Nucleons are composed of a collection of quarks and gluons. Here is an artist's conception of a nucleon illustrated as its three basic quarks surrounded by a sea of quarks and gluons. GPDs will allow physicists to form a much clearer picture of the internal structure of a fast-moving nucleon - a snapshot of this structure at one instant in time.
Anatoly Radyushkin, a jointly appointed physics professor at Old Dominion University and senior scientist at Thomas Jefferson National Accelerator Facility, has been named a Virginia Outstanding Scientist of 2004. The award recognizes scientists who have made a recent contribution to basic scientific research that extends the boundaries of a field of science. Radyushkin is an internationally recognized nuclear theorist and a pioneer in the development of generalized parton distributions or GPDs. GPDs are a set of mathematical functions that are allowing physicists to, for the first time, obtain a 3-dimensional snapshot of the inner structure of the particles that make up the nucleus of the atom. This work is giving scientists a glimpse of the structure and dynamics of the basic building blocks of matter. In recognition of his work, the Science Museum of Virginia and the Office of the Governor named Radyushkin one of the recipients of Virginia's Outstanding Scientist and Industrialist Awards.
Radyushkin's work falls in the field of quantum chromodynamics (QCD). QCD is a fundamental theory that addresses the underlying structure of nucleons — the protons and neutrons that makeup the nucleus of the atom — in terms of their more elementary constituents. Nucleons are made up of quarks and gluons, elementary particles referred to as partons. Generalized parton distributions are functions that physicists can use to map out the location and momentum of the quarks and gluons inside a nucleon.

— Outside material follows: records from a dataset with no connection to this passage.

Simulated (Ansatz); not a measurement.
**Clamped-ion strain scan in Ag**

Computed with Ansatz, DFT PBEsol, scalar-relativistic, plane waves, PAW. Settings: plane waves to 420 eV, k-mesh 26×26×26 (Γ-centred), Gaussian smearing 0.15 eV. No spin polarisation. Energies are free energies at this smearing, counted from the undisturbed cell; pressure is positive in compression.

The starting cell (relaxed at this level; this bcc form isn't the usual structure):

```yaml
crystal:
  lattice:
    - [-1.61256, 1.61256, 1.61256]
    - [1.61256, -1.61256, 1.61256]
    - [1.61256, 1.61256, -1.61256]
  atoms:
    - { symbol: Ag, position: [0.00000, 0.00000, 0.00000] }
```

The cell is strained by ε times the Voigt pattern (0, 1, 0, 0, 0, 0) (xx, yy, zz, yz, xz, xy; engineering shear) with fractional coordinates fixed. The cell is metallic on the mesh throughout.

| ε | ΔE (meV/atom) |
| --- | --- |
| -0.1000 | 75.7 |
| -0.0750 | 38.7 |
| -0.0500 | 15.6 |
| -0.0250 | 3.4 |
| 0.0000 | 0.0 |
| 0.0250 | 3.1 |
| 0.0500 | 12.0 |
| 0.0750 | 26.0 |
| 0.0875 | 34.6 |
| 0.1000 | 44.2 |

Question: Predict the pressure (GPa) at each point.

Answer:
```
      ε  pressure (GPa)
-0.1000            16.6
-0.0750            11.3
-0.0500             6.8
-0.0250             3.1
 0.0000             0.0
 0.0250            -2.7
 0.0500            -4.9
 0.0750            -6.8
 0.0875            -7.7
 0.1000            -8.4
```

The functions are being developed with information obtained from electron-nucleon collisions. In this process, physicists use an accelerator to propel a beam of electrons to speeds approaching the speed of light. When these electrons strike a target, many collide with particles in the nuclei of atoms. Each collision results in an array of scattered particles. GPDs can be applied to those collisions that result in a scattered electron, proton and a photon, an effect called "deeply virtual Compton scattering." Applying GPDs to this scattering pattern reveals information about the structure of the nucleon before the collision. The result is an essentially holographic picture of the inner structure of the nucleon.
"GPDs allow scientists to use an accelerator to get the effective resolution power of an electron microscope and an X-ray installation," Radyushkin says. He says this work has opened a new field of scientific investigation that allows the measurement of the properties of protons and the comparison of these measurements with theoretical predictions. Experiments measuring and testing GPDs are conducted at Jefferson Lab, which is funded by the Department of Energy's Office of Science, and the testing of these methods are an essential part of JLab's present and future physics program.
Radyushkin completed his pre-doctoral work at Moscow State University in the Russian Federation, and received his Ph.D. in physics there in 1978. He is a permanent staff member of the Laboratory of Theoretical Physics in Dubna, Russia. He came to Virginia in 1991 as a visiting senior scientist at Jefferson Lab. Since 1992, he has split his time as a full professor of physics at Old Dominion University in Norfolk, Va., and senior staff scientist at Jefferson Lab. Radyushkin is an author or co-author on 90 journal papers in his field, which have been referenced in more than 4,400 other publications. He is a member of the American Physical Society and was elected a Fellow of the Society in 1996.
Radyushkin and the six other Outstanding Scientists and Industrialists will be introduced to the Virginia Commonwealth General Assembly March 2. The honorees will receive their award medallions at a black-tie banquet at the Science Museum of Virginia March 30.